Page last updated at 08:10 GMT, Wednesday, 2 April 2008 09:10 UK

Ashdown warning over Afghanistan

British troops in Afghanistan
There are 47,000 Nato troops in Afghanistan

The Nato-led alliance is "getting pretty close" to losing control of Afghanistan, Lord Ashdown, the former UN envoy to Bosnia has warned.

The peer, who was blocked from being UN envoy to Afghanistan by President Hamid Karzai, says it will take more than extra troops to quell the fighting.

He spoke as Gordon Brown flies to Romania for Nato's biggest summit.

"I'm not saying for a moment that we have lost... I'm saying that we're getting pretty close to it," he said.

During the Bucharest summit, Mr Brown and US President George Bush are set to call for more of the 26 Nato members to send combat troops and provide additional support in the battle against the Taleban.

International strategy needed

Lord Ashdown, who stepped down as Lib Dem leader in 1999, said alongside more troops, Afghanistan needs a stable government.

"While more troops are definitely necessary, they are not sufficient," he told BBC Radio 4's Today programme.

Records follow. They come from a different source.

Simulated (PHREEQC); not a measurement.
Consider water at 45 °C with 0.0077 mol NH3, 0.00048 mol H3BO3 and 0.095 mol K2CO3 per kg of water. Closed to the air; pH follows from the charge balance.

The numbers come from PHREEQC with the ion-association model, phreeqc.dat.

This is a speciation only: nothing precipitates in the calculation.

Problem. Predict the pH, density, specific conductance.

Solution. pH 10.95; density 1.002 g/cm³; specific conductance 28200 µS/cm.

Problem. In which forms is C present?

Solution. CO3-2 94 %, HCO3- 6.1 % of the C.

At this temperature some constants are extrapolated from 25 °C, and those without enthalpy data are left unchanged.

If we don't create the government, the Taleban simply come back ... you have to do both of them together
Lord Ashdown

"What we really need here, alongside more troops and more people prepared to carry the burden, is a clear international strategy which is unified and which has a political aim.

"You can defeat the enemy militarily on the battlefield, but what you have to do is win the political battle.

"And if you don't do the second of those, there's not much point doing the first."

Lord Ashdown said he did not believe it was possible to defeat the Taleban "unless you can also create a stable government in Kabul and an effective state in Afghanistan".

"And we are a long way from achieving that," he said.

Main aims

"If we don't create the government, the Taleban simply come back ... you have to do both of them together."

He added: "I'm not saying for a moment that we have lost in Afghanistan, I am, however, saying that we are getting pretty close to it and unless we begin to turn this thing round with a political strategy that can be supported by the military action, more troops that we are calling for in Bucharest may help in the short term, but won't help us in the long."

Lord Ashdown said he had listed three aims for the job of UN special envoy to Afghanistan, before Norwegian diplomat Kai Eide was selected to carry it out.

These included establishing security for the nation, not just militarily, but on the home front, with a secure water supply and secure government on the ground.

He also believed it was necessary to establish the rule of law and increase the capacity to govern Afghanistan by building governmental institutions.

He said if these three aims were adopted, the soldiers in Afghanistan "become part of the plan" rather than having the problem dumped on them with all the sacrifices and risks that entails.